Text Prediction

Introduction

This is an exploratory analysis for first milestone of Data Science Capstone Project. If you are interesting in the full code see the last section of this document.

source('textPred.R')

## filehash: Simple Key-Value Database (2.3 2015-08-12)

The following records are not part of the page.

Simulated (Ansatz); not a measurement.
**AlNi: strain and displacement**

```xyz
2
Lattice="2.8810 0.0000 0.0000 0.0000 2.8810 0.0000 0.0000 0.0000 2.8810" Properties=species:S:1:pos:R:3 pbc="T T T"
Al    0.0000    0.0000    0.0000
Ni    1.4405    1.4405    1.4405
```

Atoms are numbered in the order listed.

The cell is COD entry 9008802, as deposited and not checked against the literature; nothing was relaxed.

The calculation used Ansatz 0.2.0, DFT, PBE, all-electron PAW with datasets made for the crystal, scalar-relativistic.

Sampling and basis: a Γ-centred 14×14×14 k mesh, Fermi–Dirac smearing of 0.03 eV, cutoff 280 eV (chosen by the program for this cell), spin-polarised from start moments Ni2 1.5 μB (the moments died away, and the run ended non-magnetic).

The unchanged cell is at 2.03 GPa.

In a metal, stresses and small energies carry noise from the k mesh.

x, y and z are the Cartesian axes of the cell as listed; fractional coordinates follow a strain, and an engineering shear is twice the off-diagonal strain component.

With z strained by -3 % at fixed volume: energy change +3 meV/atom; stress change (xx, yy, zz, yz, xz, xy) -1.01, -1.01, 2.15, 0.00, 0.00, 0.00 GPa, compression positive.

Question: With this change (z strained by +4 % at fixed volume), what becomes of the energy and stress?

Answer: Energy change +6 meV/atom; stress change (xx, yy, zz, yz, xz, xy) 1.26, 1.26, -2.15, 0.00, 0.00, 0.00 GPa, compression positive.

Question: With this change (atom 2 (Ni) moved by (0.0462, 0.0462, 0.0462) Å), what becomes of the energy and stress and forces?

## Loading required package: RColorBrewer

Three data sets

We have three data sets. All of them are in English (except few words). The first on contains tweets, the second one blog’s notes and the last one news. The final goal is to use those data sets to write an application that, given few words, can predict next one(s). However this document contains a basic exploratory analysis of the data.

Tweets Data

File has the following number of lines:

fn <- 'data/final/en_US/en_US.twitter.txt'
system(paste("wc -l", fn), intern = TRUE)

## [1] "2360148 data/final/en_US/en_US.twitter.txt"

The total number of words is:

dt <- getTokensCsv("tus.tokens")

## 
Read 41.7% of 30177130 rows
Read 67.1% of 30177130 rows
Read 87.9% of 30177130 rows
Read 96.7% of 30177130 rows
Read 30177130 rows and 2 (of 2) columns from 0.366 GB file in 00:00:06

dim(dt)[1]

## [1] 30177130

The number of unique words is:

dtSummary <- tokens.freq(dt)
rm(dt)
dim(dtSummary)[1]

## [1] 466857

The most popular words:

wordcloud(dtSummary[1:500, tokens1], dtSummary[1:500, counts],
          scale=c(5,0.5),
          random.order=FALSE,
          rot.per=0.35, use.r.layout=FALSE,
          colors=brewer.pal(8, "Dark2"))

plotFreq(dtSummary[1:40, .(words=tokens1, freq)])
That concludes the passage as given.